The U.S. is falling behind on same-sex marraige

Brenda Krause

Twelve years ago the Netherlands became the first country to legalize same-sex marriage. Since then, several countries have followed in the same progressive footsteps.

It has been a triumphant decade for LGBT communities all over the world. More recently, Uruguay officially became the twelfth country to legalize same-sex marriage. New Zealand and France followed just days later. This means 14 countries are now ahead of the United States. In fact, according to CNN reporter Caitlin Stark, it wasn’t until 2004 that the first U.S. state legalized same-sex marriage.

Fast forward nine years and 10 states have officially declared legal marriage for same-sex couples. Right now Illinois is working toward becoming the 11th state on the list.

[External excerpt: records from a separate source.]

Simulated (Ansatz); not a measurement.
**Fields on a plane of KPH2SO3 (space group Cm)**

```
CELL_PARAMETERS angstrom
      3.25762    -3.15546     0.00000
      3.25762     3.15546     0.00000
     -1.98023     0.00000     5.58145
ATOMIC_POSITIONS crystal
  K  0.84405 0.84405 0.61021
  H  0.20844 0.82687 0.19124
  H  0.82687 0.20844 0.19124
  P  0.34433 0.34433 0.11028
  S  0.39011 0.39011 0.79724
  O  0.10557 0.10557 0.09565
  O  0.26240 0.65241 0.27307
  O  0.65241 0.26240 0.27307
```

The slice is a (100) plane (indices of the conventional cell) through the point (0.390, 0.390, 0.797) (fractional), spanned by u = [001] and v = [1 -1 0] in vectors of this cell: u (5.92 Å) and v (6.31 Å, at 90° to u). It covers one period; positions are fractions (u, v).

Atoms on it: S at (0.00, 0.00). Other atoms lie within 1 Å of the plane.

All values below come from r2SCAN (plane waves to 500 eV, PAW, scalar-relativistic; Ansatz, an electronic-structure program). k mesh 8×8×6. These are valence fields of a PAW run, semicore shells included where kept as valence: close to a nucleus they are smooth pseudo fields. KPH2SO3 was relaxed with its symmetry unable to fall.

It baffles me that our country, which is supposed to be the land of opportunity with all its freedoms, is trailing behind other countries. Granted, there are still countries in which homosexuality is illegal and is grounds for prosecution. Nonetheless, if any country would legalize same-sex marriage, I would imagine it would be the U.S.

Perhaps this is due to the culture differences. European countries have always seemed to be one step ahead of the U.S. when it comes to social issues. Problems we deem to be taboo are the everyday norm for Europeans.

Another potential reason could be the deeply rooted religious beliefs many Americans hold.

“The U.S. is an exceedingly religious country,” said junior mathmatics major Timothy Kolanko. “This fact, coupled with lack of visibility of the LGBT community, had led to a slow but ever-increasing acceptance of LGBT rights and full marriage equality.”

Several groups, including the Westboro Baptist Church, have outwardly demonstrated their negative feelings toward homosexual individuals, and they do not appear to be backing down any time soon.

Regardless, our country has certainly made progressive strides in social issues. The Civil Rights Movement is a prime example. Nearly 50 years ago, the African American community fought against the segregated, racist societal norms to gain their basic human rights. When the smoke subsided, the group was victorious in their conquests, and finally progress was made. Of course, there is still distance to achieve total equality, but their brave ancestors have paved the way for that to even be a possibility. The Gay Rights Movement is essentially the Civil Rights Movement of the 21st century. It is a minority group seeking out its natural rights.

It is my belief, based on historic and current trend, that same-sex marriage will eventually become fully legalized in the U.S. Whether the population is in agreement or not is irrelevant. If history has taught us anything, it’s that our country, when ready, evolves and moves into the future.